Statement of Commissioner Dan M. Berkovitz on Proposed Rules for Electronic Trading Risk Principles and Withdrawal of Regulation AT
June 25, 2020
I support issuing for public comment the proposed rule on Electronic Trading Risk Principles (“Proposed Rule”). The Proposed Rule is a limited step to address potential market disruptions arising from system errors or malfunctions in electronic trading. Although it leaves important issues unaddressed, the Proposed Rule recognizes the need to update the Commission’s regulations to keep pace with the speed, interconnection, and automation of modern markets. I support the Commission’s long-overdue re-engagement in this area.
While I support issuing the Proposed Rule for public comment, I do not support withdrawing the proposed rule known as Regulation Automated Trading (“Reg AT”). The notice of withdrawal reflects a belief that there is nothing of value in Reg AT. That is simply not true. Reg AT was a comprehensive approach for addressing automated trading in Commission regulated markets. Certain elements of Reg AT attracted intense opposition and may have been a bridge too far. However, I applaud that proposal’s efforts to identify the sources of risk and implement meaningful risk controls. I believe the comments received on Reg AT are worth evaluating going forward.
The Proposed Rule would codify in part 38 of the Commission’s regulations three “Risk Principles” applicable to electronic trading on designated contract markets (“DCMs”). Risk Principle 1, for example, would require DCMs to implement rules applicable to market participants to prevent, detect, and mitigate market disruptions and system anomalies. Risk Principle 2 would also require DCMs to implement their own pre-trade risk controls. While worthwhile as statements of principle, these proposed requirements are drafted in terms that may ultimately prove too high-level to achieve the goal of effectively preventing, detecting, and mitigating market disruptions and system anomalies. This concern is discussed in greater detail below, and I look forward to public comment on the issue.
The Proposed Rule includes Acceptable Practices in Appendix B to part 38, which provide that a DCM can comply with the Risk Principles through rules and risk controls that are “reasonably designed” to prevent, detect, and mitigate market disruptions and system anomalies. The Proposed Rule specifies that reasonableness is an objective measure, and that a DCM rule or risk control that is not “reasonably designed” would not satisfy the Acceptable Practices or the Risk Principles. As the Proposed Rule indicates, the Commission will monitor DCMs’ compliance with the Risk Principles. In this regard, the Commission has multiple oversight activities at its disposal, including market surveillance activities, reviews of new rule certifications and approval requests, and rule enforcement reviews.

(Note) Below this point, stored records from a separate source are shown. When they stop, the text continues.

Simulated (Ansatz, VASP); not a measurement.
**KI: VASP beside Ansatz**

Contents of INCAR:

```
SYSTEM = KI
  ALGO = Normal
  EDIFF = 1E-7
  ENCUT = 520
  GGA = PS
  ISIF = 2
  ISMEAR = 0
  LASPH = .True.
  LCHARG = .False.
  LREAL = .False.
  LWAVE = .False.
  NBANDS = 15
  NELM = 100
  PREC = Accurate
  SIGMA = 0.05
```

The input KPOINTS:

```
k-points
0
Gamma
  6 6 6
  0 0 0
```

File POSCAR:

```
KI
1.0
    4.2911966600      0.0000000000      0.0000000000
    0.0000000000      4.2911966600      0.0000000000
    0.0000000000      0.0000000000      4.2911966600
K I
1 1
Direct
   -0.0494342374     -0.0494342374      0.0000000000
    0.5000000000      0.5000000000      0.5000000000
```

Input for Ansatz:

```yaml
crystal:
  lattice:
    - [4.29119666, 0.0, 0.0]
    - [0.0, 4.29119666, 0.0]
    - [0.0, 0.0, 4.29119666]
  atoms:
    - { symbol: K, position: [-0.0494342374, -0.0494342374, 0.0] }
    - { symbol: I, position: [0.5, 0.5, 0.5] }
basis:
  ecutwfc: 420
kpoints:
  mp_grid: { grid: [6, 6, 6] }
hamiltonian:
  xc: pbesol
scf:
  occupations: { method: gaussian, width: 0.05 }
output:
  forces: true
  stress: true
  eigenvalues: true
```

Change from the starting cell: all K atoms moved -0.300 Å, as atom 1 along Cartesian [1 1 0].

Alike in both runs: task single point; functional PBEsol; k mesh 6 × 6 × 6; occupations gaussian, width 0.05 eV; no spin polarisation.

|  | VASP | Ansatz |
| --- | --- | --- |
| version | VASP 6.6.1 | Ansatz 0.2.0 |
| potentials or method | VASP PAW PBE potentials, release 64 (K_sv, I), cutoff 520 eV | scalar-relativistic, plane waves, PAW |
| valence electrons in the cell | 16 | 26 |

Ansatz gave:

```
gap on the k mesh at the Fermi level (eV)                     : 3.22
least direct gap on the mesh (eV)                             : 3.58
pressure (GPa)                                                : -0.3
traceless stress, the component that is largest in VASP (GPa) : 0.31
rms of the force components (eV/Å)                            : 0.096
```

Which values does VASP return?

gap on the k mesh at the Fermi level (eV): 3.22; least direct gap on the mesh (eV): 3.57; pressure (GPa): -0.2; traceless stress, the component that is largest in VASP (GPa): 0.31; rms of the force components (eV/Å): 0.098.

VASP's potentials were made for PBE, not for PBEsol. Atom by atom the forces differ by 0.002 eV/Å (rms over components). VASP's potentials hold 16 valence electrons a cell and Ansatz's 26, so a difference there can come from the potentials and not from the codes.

The Proposed Rule is also clear on the fundamental division of authority under the Commodity Exchange Act (“CEA”) between DCMs and the Commission. Amendments to the CEA made through the Commodity Futures Modernization Act (“CFMA”) in the year 2000 introduced the core principle regime and provided DCMs with flexibility in establishing how they comply with a core principle. Ten years later, however, learning from the 2008 financial crisis and the excesses of deregulation, the Dodd-Frank Act overhauled the CEA, including in its treatment of the core principle regime. Specifically, section 735 of the Dodd-Frank Act made clear that a DCM’s discretion with respect to core principle compliance was circumscribed by any rule or regulation that the Commission might adopt pursuant to a core principle. I am able to support today’s Proposed Rule for publication in the Federal Register because of improvements that clarify the respective authorities between a DCM and the Commission. Under the CEA, the Commission is the ultimate arbiter of whether a DCM’s rules and risk controls are reasonably designed, under an objective standard. I thank the Chairman for his efforts at building consensus in this regard.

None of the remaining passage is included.